Weta Cave Workshop Expands for Tour Groups
Hobbit fever is ramping up in Wellington ahead of the third and final installment of Peter Jackson‘s “Hobbit” trilogy and Weta Workshop is expanding to meet demand.
In a bid to cater to growing demand from tour groups for a peek into Wellington’s world-renowned film-making industry, Weta Workshop said on Friday it is expanding the Weta Cave experience to cater to larger groups.
Guarded by enormous Orc statues, the original cave gives people a chance to see and sometimes handle costumes, armor, prosthetics and other props – including full scale tanks and aircraft as well as intricate miniatures – used in some of their favorite movies as well as to meet some of the artists as they work.
Weta Workshop is known for its work on a variety of films including the Lord of the Rings Trilogy, King Kong, The Chronicles of Narnia, Avatar, District9, the Aventures of Tintin, Elysium and The Hobbit Trilogy.
While more than 70,000 people go through its doors each year, it can only cater to around 20 people a time.
The new Weta Cave Experience is in a facility twice the size and has been developed for tour groups of up to 55.
Both will continue to operate as the new cave is for groups of 10 or more and for group events, including school, community and corporate groups as well as tour groups.
Not only will visitors get a chance to see 3D printing and a virtual arsenal of weaponry, but tours will includes hand on experiences such as making fake blood, working with chainmaille and a variety of demonstrations. Weta Workshop General Manager David Wilks says the new facility was driven by demand and the desire to create a quality experience for tour groups.
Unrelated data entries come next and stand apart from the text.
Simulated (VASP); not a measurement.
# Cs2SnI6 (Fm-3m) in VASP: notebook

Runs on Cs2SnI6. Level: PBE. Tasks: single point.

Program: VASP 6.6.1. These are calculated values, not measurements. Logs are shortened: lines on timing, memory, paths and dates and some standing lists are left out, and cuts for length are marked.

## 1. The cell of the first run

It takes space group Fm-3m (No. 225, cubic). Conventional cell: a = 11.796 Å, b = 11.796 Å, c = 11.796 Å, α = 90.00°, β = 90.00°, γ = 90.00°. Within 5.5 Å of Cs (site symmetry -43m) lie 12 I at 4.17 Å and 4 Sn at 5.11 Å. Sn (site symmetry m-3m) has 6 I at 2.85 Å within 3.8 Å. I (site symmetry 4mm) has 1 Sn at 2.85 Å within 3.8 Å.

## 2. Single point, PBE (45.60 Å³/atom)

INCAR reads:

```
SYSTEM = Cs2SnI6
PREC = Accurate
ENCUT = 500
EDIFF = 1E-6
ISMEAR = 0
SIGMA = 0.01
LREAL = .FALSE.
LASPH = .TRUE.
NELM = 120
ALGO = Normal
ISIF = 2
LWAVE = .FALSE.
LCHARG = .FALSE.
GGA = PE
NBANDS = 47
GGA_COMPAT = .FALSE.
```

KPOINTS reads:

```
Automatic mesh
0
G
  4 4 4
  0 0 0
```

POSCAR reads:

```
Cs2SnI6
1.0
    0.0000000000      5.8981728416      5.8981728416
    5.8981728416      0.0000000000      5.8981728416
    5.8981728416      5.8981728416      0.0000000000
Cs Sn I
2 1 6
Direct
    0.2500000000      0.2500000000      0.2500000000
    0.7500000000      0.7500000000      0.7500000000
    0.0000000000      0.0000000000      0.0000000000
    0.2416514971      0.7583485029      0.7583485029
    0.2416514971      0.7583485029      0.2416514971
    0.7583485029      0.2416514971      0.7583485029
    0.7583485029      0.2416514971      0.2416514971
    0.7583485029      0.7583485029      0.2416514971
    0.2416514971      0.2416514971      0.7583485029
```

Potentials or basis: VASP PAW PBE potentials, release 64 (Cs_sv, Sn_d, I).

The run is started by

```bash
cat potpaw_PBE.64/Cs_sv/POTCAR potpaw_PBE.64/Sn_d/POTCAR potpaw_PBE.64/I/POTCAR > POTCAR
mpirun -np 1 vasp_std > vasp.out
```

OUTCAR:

“We really were unable to look after large groups well at the Weta Cave, especially in terms of the Workshop Tour, and large groups also impacted on our ability to look after the small groups and families in the Weta Cave when we had large groups filling the space.”
The screen industry is currently worth around 3 billion New Zealand dollars to the Island Nation, with feature films generating around NZ$1 billion of that.
Much of the revenue is generated in “Wellywood,” which includes Weta Workshop and the visual effects company Weta Digital.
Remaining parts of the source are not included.